Craig also developed links with the Provincetown Theatre Group in America and in 1919 the Pioneer Players performed the play, Trifles, that had been written by Susan Glaspell in 1916. It has been argued that the play, based on the John Hossack case, is an example of early feminist drama. Heywood Broun was one of those who saw the significance of the play: "No direct statements are made for the benefit of the audience. Like the women, they must piece out the story by inference... The story is brought to mind vividly enough to induce the audience to share the sympathy of the women for the wife and agree with them that the trifles which tell the story should not be revealed." She also produced Glaspell's The Verge in 1925.
In the 1920s she directed plays for the Everyman Theatre in Hampstead and worked as art director for Leeds Art Theatre. Other notable productions by Craig included Hugo von Hofmannstahl's The Great World Theatre (1924); the first modern production of John Webster's The White Devil (1925); and George Bernard Shaw's Back to Methuselah (1930).
Edith Craig, Clare Atwood and Christabel Marshall in the garden of the The Priest's House.
After the death of Ellen Terry in 1928, Edith Craig converted the barn in the grounds of her mother's house in Smallhythe Place, Tenterden, into a theatre. Craig's home next door, The Priest's House, became an important cultural centre that was visited by Radclyffe Hall, Una Troubridge, Vera Holme, Vita Sackville West and Virginia Woolf.

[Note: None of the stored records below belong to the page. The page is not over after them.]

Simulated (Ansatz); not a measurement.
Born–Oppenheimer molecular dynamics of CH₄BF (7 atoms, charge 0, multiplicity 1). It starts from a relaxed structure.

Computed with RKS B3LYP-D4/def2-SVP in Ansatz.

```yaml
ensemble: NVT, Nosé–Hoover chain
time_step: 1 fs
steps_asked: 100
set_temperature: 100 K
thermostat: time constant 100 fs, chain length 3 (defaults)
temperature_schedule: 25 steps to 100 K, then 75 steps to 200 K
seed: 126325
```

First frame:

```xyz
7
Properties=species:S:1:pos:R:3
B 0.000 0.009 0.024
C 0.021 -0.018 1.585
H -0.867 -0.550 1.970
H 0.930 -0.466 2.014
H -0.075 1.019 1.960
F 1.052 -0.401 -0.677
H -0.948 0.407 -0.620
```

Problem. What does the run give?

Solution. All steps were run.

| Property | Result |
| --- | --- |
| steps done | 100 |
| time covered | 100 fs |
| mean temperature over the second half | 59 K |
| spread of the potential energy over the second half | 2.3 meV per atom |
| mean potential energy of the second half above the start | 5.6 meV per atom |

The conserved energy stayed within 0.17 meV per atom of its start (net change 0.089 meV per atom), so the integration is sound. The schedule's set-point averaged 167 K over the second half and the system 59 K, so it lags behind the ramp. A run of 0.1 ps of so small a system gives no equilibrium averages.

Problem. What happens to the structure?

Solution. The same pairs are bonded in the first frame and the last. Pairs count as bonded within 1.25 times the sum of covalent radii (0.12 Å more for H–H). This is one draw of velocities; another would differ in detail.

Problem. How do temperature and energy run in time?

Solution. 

Edith Craig died of coronary thrombosis and chronic myocarditis on 27th March 1947. According to Katharine Cockin, the author of Edith Craig (1998), Christabel Marshall destroyed all her "papers (and presumably the memoirs)" after Craig's death.
Primary Sources
(1) Nina Auerbach, Ellen Terry: Player of her Time (1987)
Edith Craig has not the famous Terry charm; indeed, at first glance she seems almost hard and forbidding. But that she possesses a charm of her own is undeniable; it lies deeper and is more sweeping in its effect upon those it captivates. I know quite a number of women who would unhesitatingly lay down their lives for Edith Craig. She is not only their friend and teacher, but their very goddess. Edith Craig's influence upon many of the younger artists of the stage is more far-reaching than the public would suppose. Like her celebrated brother, however, she seems fated to do the greater and more important part of her life's work away from the searching limelight.
(2) Christabel Marshall, Recollections of Edith Craig (1949)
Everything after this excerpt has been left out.